Conflict Alerts # 339, 4 March 2021
In the news
On 1 March, protesters stormed a government building in the Armenian capital, Yerevan, demanding PM Nikol Pashinyan’s resignation, escalating a months-long political crisis over his handling of the recent war with Azerbaijan. On the same day, Pashinyan said he would be ready to hold snap parliamentary elections if the opposition agreed to certain conditions.
On 25 February, the General Staff of Armenia’s armed forces joined the opposition called for Pashinyan’s resignation with the Defence Ministry spokesman Samvel Asatryan stating, “Due to the current situation, the armed forces of the Republic of Armenia demand the resignation of the prime minister and government of the Republic of Armenia, at the same time warning against the use of force against the people who died defending the homeland and Artsakh.” Pashinyan responded calling the statement a “coup attempt.”
On 27 February, President Armen Sarkisian refused to sign off on the dismissal of the head of the country’s general staff whose firing by Pashinian prompted the political crisis. Sarkisian said the move was unconstitutional and that the army should be kept out of politics.
Issues at large
First, Pashinyan’s struggle to maintain his position since the war in 2020. Protests broke out in Armenia in November 2020 after Pashinyan signed a Russian-brokered cease-fire that brought an end to the six-week war with Azerbaijan over the disputed region of Nagorno-Karabakh. The forces aligning against Pashinyan are growing by the day, and those publicly demanding his resignation now include the country’s president, the two opposition parties in parliament, all three former post-Soviet leaders of Armenia, the leaders of the two major Armenian churches, the academic council of Yerevan State University, and several provincial governors and mayors. Despite the pressure, Pashinyan has refused to step down and defended the peace deal as a painful but necessary move that prevented Azerbaijan from overrunning the Nagorno-Karabakh region.

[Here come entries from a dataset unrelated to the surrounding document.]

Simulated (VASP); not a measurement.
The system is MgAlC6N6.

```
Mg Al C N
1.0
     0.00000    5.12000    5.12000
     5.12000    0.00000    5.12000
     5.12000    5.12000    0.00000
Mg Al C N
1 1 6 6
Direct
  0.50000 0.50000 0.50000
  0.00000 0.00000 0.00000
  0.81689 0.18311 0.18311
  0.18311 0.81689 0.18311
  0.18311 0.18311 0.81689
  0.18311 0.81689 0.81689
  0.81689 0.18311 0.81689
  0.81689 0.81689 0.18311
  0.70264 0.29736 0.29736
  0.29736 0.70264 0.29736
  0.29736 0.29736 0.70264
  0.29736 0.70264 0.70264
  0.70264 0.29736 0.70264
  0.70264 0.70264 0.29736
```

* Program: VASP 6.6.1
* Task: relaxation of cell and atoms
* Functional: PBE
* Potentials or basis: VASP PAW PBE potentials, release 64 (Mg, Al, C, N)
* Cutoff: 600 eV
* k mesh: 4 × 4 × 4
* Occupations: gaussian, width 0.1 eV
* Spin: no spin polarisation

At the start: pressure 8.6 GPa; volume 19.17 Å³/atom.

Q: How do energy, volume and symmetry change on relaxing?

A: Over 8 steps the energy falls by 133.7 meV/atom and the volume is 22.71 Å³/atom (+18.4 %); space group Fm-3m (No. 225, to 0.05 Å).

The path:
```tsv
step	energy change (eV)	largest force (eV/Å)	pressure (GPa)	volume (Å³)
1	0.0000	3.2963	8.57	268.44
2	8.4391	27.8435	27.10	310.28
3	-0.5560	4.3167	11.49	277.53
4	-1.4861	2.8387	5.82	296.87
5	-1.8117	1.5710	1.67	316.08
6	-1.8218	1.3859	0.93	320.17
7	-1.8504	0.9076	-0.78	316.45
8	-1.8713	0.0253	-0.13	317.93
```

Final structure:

Second, the looming constitutional/ institutional crisis. The current political crisis has pitted the Prime Minister and President against each other, this is the first such decree Sarkisian has refused to sign in during his tenure with Pashinyan. Similarly, there has been a deepening rift between the Prime Minister and the military who have criticised Pashinyan for allegedly being too soft on certain issues.
Third, the rising opposition in Armenia. Although the opposition parties failed to gather a quorum of lawmakers to vote Pashinyan out, a coalition of opposition groups, including the former ruling Republican Party, have staged opposition protests in the capital with tents linings the streets causing tensions to surge.
With winter receding, the protests are likely to move from being dormant to active. However, an attempt to take power away from Pashinyan and his elected government would be unprecedented for the republic of Armenia.
While a wide swath of Armenian society now believes Pashinyan should resign, the more difficult question is that who should replace him? Although the opposition has risen to prominence in recent months, its week position has continued to enable Pashinyan to stay in power. Conversely, snap elections could provide a path out of the deadlock, yet Pashinyan's chances of winning are slim. His approval ratings have fallen from over 80 per cent after the country's peaceful revolution in 2018, to just about 30 per cent.